Top positive review
5 people found this helpful
on 7 June 2015
Set mostly during the Second World War, Michael Frayn's 'Spies' centres on schoolboy Stephen Wheatley, who lives with his mother, father and older brother in the Close, a quiet cul-de-sac, where most of the houses sit in their tidy front gardens, behind neatly trimmed hedges. Stephen's family, we soon learn, is not considered entirely 'acceptable' to the more affluent and respectable residents of the Close, and Stephen, with his scruffy school uniform and old tennis shoes, is surprised when Keith Hayward, with his smart private school uniform and polished tan sandals, seems keen for Stephen to be his friend. During the summer holidays, Stephen and Keith play together at Keith's immaculate home, watched over by Keith's elegant and attractive mother who, freed from housework by her cleaning lady, spends her days reading books, resting in her room and visiting her younger sister who lives a few doors down the street. However, although Stephen may be in awe of Mr and Mrs Hayward, often wondering why they allow Keith to be friendly with him, deep down he instinctively knows that the reason Keith's parents tolerate him is because Keith is an only child who doesn't make friends easily - and he also knows that the reason Keith wants Stephen as a friend is because he is happy to let Keith take the lead in all their games together and never challenges him. And this arrangement works well, until the day that Keith makes the shocking announcement that the Germans have infiltrated his family and his mother is actually a German agent, and Stephen makes the decision to help Keith to spy on his mother's movements in and around the Close. At first, their surveillance of Mrs Hayward is exciting and great fun, but when the boys, and Stephen in particular, stumble across things they do not understand, things gradually begin to spiral out of control.
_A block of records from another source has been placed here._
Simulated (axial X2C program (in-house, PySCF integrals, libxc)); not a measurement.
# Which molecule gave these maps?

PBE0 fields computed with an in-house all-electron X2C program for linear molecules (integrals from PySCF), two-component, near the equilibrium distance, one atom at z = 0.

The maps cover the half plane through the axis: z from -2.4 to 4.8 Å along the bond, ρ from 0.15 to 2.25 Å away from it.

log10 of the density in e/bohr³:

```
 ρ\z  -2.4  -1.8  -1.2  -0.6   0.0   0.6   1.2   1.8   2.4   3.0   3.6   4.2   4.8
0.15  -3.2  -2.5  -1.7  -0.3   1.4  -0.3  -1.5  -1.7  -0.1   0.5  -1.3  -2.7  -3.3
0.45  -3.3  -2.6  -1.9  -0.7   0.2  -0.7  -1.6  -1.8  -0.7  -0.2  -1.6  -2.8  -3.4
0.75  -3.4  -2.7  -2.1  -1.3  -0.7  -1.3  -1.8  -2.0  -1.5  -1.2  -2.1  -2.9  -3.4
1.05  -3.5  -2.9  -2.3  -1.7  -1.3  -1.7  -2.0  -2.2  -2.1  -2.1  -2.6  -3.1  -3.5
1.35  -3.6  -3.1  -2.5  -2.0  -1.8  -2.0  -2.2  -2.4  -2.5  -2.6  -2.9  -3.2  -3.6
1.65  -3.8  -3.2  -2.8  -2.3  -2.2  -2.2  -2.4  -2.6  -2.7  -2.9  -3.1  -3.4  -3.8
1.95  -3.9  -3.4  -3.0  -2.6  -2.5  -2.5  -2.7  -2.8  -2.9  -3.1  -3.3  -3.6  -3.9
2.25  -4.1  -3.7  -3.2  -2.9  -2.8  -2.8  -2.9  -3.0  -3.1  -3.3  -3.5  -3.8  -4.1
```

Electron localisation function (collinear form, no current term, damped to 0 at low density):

This is a tenderly written and mostly leisurely-paced story (although it does have its more exciting moments) but it's also a deftly controlled and quietly compelling one. Richly evocative of childhood days, but not overly-sentimental, this part coming-of-age story and part mystery story is warm, funny and, in places, rather poignant to read. I picked this novel up from the bookshelf of an elderly male relative who thoroughly enjoyed it and recommended it wholeheartedly - I wasn't sure (his brief synopsis made it sound a bit 'Boys' Own') but I took it away with me to be polite and surprised myself by how much I enjoyed it. Recommended.